Netti. Auckland, NZ
I’ve always been insecure about the colour of my skin. I’ve always felt it was like a dirty brown. I wanted it to be that golden colour everyone desires. In Samoa light skin is considered pretty. We were told to keep out of the sun because that would make us darker.
As a daughter of immigrants I feel I have two different worlds. The traditional Samoan world that I grew up in and then the New Zealand western world. I've had to balance where I stand.
The Samoan girl in me is reminded of my family at the beach. It was all about being very covered up. Hoodies, board shorts to my knees...that sort of thing. The sun would be boiling and we’d have hoodies on. We covered up to not get any darker and we covered up to hide any hint of sexuality. I could never wear something that shows my tits like I wear now.
Now I’m just like fuck that.
Mum and Dad moved our whole life here to New Zealand and we struggled for years and years in poverty. Since I was born they said you’re going to be a doctor, make it worth it that we came to this country. I love my parents and although I never became a doctor I try to please them by excelling in Film and TV.
Living in Christchurch, New Zealand, with little diversity was challenging. I started at a low decile primary school full of people that looked like me, all Maori and Pacific Islanders. Then I changed to Christchurch Girls High School which was a very different culture. It was such a culture shock and very white. I just had to learn to adapt really fast.

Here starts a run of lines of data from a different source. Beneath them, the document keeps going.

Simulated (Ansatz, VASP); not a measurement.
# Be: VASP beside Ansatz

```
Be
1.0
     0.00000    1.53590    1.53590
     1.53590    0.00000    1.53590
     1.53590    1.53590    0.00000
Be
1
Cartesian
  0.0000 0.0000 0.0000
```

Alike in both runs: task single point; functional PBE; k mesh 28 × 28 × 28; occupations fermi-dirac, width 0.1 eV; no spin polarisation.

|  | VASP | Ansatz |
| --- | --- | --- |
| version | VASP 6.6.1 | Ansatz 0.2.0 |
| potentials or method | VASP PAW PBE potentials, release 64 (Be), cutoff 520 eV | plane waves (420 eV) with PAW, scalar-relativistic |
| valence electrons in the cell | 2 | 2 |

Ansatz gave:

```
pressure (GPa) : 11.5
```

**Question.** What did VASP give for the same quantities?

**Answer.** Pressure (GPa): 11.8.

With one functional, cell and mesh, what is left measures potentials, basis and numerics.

I took the attitude of, well, this is their story they can’t help that they lived in that. I can’t change that. I just have to get to know them and get their side of the story and they can get to know me and do the same thing. And maybe change their minds about people that are like me.
And now...I embrace my skin so hard because I feel so bad for the old me who didn’t enjoy her life because of something so miniscule.